Saturday, April 10, 2010

Creating Energy as We Roll Downhill to Iron

If you put a bunch of random nuclei in a box and rattle very hard and for a very long time, eventually all the atoms would transmute into iron.  The lighter elements would undergo fusion to fall into lower and lower energy states while the heavier elements would undergo fission to fall into lower and lower energy state.  All the energy being created in the universe since the big bang is coming from this big squeeze.  The iron nucleus has the strongest bonds between its nucleons and is thus at the bottom of the energy hill that other nuclei can roll down by fusing and fissing.

Something has long bothered me about the classic binding energy/nucleon chart we all first see in chemistry class:

The problem is, simply, that this is upside down.  I have written before about the problems people have with bond energy and the problems that people have with negative numbers, but it didn't click with me at those times that this chart is a classic example.  The top of this curve represent the most binding energy, which means it take the most work to tear those nucleons apart, which means they are sitting at the bottom of a very deep well (negative potential energy).  When you look at this chart, it is not clear that everything lighter releases energy when undergoing fusion and everything above can releases energy via fission.

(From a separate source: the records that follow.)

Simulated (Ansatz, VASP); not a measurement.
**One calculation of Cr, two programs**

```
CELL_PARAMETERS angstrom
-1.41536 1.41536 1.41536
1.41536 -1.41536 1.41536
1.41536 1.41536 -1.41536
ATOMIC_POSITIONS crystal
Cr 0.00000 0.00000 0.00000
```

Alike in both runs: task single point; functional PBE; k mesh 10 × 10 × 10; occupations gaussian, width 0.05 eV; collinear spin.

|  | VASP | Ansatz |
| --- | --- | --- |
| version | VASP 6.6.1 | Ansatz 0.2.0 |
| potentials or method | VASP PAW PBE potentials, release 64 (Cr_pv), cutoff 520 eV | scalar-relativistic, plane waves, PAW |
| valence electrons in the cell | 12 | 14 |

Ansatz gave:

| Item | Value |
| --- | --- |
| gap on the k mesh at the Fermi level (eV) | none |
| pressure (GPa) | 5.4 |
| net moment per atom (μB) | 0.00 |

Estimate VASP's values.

The curve should be presented more like this all the time:
(from The Essential Cosmic Perspective, Bennett et al.)
 
Why is the first chart more popular?  Because people want things to be taller when they are stronger, not deeper.  This is yet another example of the deep problems people have with negative numbers.  Read the first few paragraphs of this great New York Times blog entry for more examples.  Sorry folks, bigger bond energy means a bigger negative number and things just make more sense when you picture it that way.